🌱 Parsing as Sequence Labeling

Hi 👋 This is a Python implementation for sequence labeling algorithms (and others!) for Dependency, Constituency and Semantic Parsing.

Dependency Parsing:
- Absolute and relative indexing (Strzyz et al., 2019).
- PoS-tag relative indexing (Strzyz et al., 2019).
- Bracketing encoding ($k$-planar) (Strzyz et al., 2020).
- Arc-Eager transition-based system (Nivre and Fernández-González, 2002).
- $4$-bit projective encoding (Gómez-Rodríguez et al., 2023).
- $7$-bit $2$-planar encoding (Gómez-Rodríguez et al., 2023).
- Hexa-Tagging projective encoding (Amini et al., 2023).
- Biaffine dependency parser (Dozat et al., 2016).
Semantic Dependency Parsing:
- Absolute and relative indexing (Ezquerro et al., 2024).
- Bracketing encoding ($k$-planar) (Ezquerro et al., 2024).
- $4k$-bit encoding (Ezquerro et al., 2024).
- $6k$-bit encoding (Ezquerro et al., 2024).
- Biaffine semantic parser (Dozat et al., 2017).
Constituency Parsing:
- Absolute and relative indexing (Gómez-Rodríguez and Vilares, 2018).
- Tetra-Tagging (Kitaev and Klein, 2020).

Installation

To run this code Python >=3.8 is required, although we recommend using Python >=3.11 in a GPU system with NVIDIA drivers (>=535) and CUDA (>=12.4) installed. To use the official evaluation of the semantic and constituency parsers we suggest installing:

semantic-dependency-parsing/toolkit at eval/sdp-eval.
EVALB compiled at eval/EVALB.

It is possible to disable the evaluation with the official scripts by setting the SDP_SCRIPT and CON_SCRIPT to None in the separ/utils/common.py script. Then, the evaluation will be performed with Python code (slight variations might occur in some cases).

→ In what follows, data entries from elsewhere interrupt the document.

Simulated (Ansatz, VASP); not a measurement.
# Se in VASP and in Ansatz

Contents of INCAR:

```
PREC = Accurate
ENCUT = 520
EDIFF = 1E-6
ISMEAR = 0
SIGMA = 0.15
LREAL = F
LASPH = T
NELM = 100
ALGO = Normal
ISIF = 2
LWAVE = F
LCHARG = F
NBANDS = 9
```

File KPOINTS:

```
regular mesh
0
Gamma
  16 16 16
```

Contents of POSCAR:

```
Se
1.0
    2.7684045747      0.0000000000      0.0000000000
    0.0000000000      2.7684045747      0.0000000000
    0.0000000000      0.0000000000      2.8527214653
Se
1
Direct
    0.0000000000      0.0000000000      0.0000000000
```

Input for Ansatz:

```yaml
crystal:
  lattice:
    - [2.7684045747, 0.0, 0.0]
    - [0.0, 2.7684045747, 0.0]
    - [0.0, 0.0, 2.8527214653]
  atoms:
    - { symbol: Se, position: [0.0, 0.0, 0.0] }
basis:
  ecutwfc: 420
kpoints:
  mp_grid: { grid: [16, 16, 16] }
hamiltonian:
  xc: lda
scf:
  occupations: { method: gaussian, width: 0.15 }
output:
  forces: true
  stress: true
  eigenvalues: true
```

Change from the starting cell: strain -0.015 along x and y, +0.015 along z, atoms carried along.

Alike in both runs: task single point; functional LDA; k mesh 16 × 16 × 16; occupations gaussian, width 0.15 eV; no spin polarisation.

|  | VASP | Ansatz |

We provided the environment.yaml to create an Anaconda environment as an alternative to the requirements.txt.

conda env create -n separ -f environment.yaml

Warning

Some functions in the code use the native concurrent.futures package for asynchronous execution. The CPU multithreading acceleration is guaranteed in Linux and MacOS systems, but unexpected behaviors can be experienced in Windows, so we highly suggest using WSL virtualization for Windows users or disabling CPU parallelism setting the variable NUM_WORKERS to 1 in the separ/utils/common.py script.

Data preparation

To deploy and evaluate our models we relied on well-known treebanks in Dependency, Constituency and Semantic Parsing:

Dependency Parsing: We used various multilingual treebanks in the CoNLL-U format publicly available in the Universal Dependencies website.
Constituency Parsing: PTB (Marcus et al., 2004) and SPMRL corpus (Seddah et al., 2011).
Semantic Parsing: SDP (Oepen et al., 2015) and IWPT (Bouma et al., 2021) treebanks.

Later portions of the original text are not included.